If you’ve been thinking, like I have, that we’re still some way off seeing AI being used in games for more than just upscaling or frame generation, then it’s time to think again. That’s because it turns out that Ubisoft’s Assassin’s Creed Mirage is one of only a tiny number of games to use neural texture compression.
As someone who is very much a hobbyist in the world of 3D graphics, spending my spare time messing around in Unreal Engine and ShaderToy, I like to think that I have my ear to the ground about what games are using the very latest rendering technologies. So when I read a blog by Ubisoft (via Access The Animus on X), describing the implementation of neural texture compression in AC Mirage, I was genuinely caught out.
Up to now, I wasn’t aware of any game using it, and I’m a bit puzzled as to why Ubisoft has only now decided to talk about this. The company has done so in the past, at the 2024 GDC, but that was just about the tech in general and used Mirage as a demo for it. The presentation even has “Internal Tech Demo | Not Shipped | Not Future Update” plastered all over it. Yes, I am a bit slow to catch on.
Anyway, so what’s all this about? In short, it’s about replacing the use of multiple, high-resolution textures with a single, lower-resolution map and a small neural network. The replacement map looks a little bit like the original(s) but when it comes to using it, the engine runs the neural network to reconstruct material properties, such as how well it reflects, how rough the surface is, and so on.
The smaller map and the network take up far less VRAM and storage space than the original big ‘uns, and in the case of AC Mirage, where Ubisoft chose to apply it, the memory savings were as high as 30%.


You don’t get something for nothing in the world of graphics, though, and when it comes to neural texture compression, all that fancy AI stuff requires a fair bit of compute. So much so that Ubisoft only “applied [it] selectively to a subset of assets, focusing on objects with high instance counts and significant memory pressure.”

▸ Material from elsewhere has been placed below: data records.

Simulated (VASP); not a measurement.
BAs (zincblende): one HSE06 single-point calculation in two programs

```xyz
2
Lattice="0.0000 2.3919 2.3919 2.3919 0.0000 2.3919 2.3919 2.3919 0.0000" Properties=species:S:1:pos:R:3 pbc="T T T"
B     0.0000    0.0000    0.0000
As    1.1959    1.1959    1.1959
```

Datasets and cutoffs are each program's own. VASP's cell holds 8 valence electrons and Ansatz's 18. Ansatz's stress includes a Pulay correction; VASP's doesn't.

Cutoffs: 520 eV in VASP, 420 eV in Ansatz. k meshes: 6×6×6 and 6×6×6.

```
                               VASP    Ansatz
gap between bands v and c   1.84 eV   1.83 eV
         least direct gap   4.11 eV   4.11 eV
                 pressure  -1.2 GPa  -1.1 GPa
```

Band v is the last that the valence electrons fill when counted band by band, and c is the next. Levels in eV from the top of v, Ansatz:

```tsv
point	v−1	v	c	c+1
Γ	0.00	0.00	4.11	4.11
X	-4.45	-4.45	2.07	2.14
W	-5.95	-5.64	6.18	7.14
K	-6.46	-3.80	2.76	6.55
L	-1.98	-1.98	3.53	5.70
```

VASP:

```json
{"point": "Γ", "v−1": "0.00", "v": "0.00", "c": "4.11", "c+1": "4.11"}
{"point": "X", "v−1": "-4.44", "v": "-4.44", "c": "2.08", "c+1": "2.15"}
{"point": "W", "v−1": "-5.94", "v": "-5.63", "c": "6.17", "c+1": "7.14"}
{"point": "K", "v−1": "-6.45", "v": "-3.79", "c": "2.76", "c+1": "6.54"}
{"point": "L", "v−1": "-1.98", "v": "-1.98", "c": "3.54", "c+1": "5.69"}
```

Although the blog doesn’t explicitly mention them, the images suggest that Ubisoft is talking about objects such as trees, furniture, and buildings. The game will have relatively few variations of them, but a typical scene will still apply lots of them around (which is what ‘instances’ refers to here). They’ll all be using pretty much the same textures, so there will be a constant VRAM usage just for these objects.
Enter stage left, neural texture compression to cut down on that memory demand. Given the state of the DRAM and SSD market right now, you can bet your last dollar that a whole heap of game developers will be looking closely at what Ubisoft has done to see if it can help out in their games, too.